Robin Wall Kimmerer (Citizen Potawatomi Nation; ecologist and author) offers a clear image for this braid: a “knowledge garden” where Western science grows stronger when it is guided by Indigenous traditional knowledge rather than competing with it. Grand Canyon Trust
Evergreen’s position is simple: if a practice improves forest conditions and strengthens community resilience, it belongs in the center of a science-based conversation. Science that cannot learn from proven results is not science.
It is ideology.
Western science can be excellent at mechanism: how fuel loads change fire behavior, how thinning alters stand density, how hydrology and habitat respond over time. Indigenous stewardship adds the throughline modern institutions often lack: what it means to live as a good relative in a living world.

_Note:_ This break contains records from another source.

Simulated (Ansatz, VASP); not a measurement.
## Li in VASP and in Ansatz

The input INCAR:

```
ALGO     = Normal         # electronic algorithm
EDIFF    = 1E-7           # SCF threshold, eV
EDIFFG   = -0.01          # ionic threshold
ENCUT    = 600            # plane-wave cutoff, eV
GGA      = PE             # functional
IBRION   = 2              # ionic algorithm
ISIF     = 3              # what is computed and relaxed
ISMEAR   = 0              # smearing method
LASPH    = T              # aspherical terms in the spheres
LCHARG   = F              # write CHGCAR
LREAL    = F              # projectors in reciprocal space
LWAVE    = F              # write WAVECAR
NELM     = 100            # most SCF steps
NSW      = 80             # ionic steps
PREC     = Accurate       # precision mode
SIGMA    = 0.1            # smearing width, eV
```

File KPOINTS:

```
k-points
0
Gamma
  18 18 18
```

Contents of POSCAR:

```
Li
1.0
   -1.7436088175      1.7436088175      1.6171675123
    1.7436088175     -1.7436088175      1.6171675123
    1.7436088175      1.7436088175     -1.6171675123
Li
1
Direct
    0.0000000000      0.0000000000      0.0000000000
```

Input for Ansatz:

Kimmerer’s essay “The Serviceberry” frames reciprocity as an ecological and social ethic: harvest is not only taking, it is participating in a relationship where giving back is part of staying in balance. Emergence Magazine
This is not sentimental. It is operational. It is what makes management durable.
A core Indigenous principle that matters directly for forestry is this: rights require responsibility. Stewardship is not merely “having access” to land and resources. Stewardship is being accountable to what that access produces over time.
The “Honorable Harvest” teachings, as widely summarized in Kimmerer-related discussions, include practical rules such as taking only what is needed, minimizing harm, and reciprocating the gift. YES! Magazine These teachings are a direct corrective to extractive logics that treat forests as inventory instead of living systems.
Evergreen’s belief in forest-to-community lands here: communities are healthiest when their forest relationship is honest, reciprocal, and accountable. When forests are mismanaged, communities pay in cascading ways: lost resilience, lost local opportunity, increased hazard, and long-term ecological repair costs that are never fully recovered.
Evergreen does not operate from an anti-human story. People can harm forests, and people can heal forests. Indigenous stewardship does not treat “man” as the enemy; it calls humans back into membership and obligation.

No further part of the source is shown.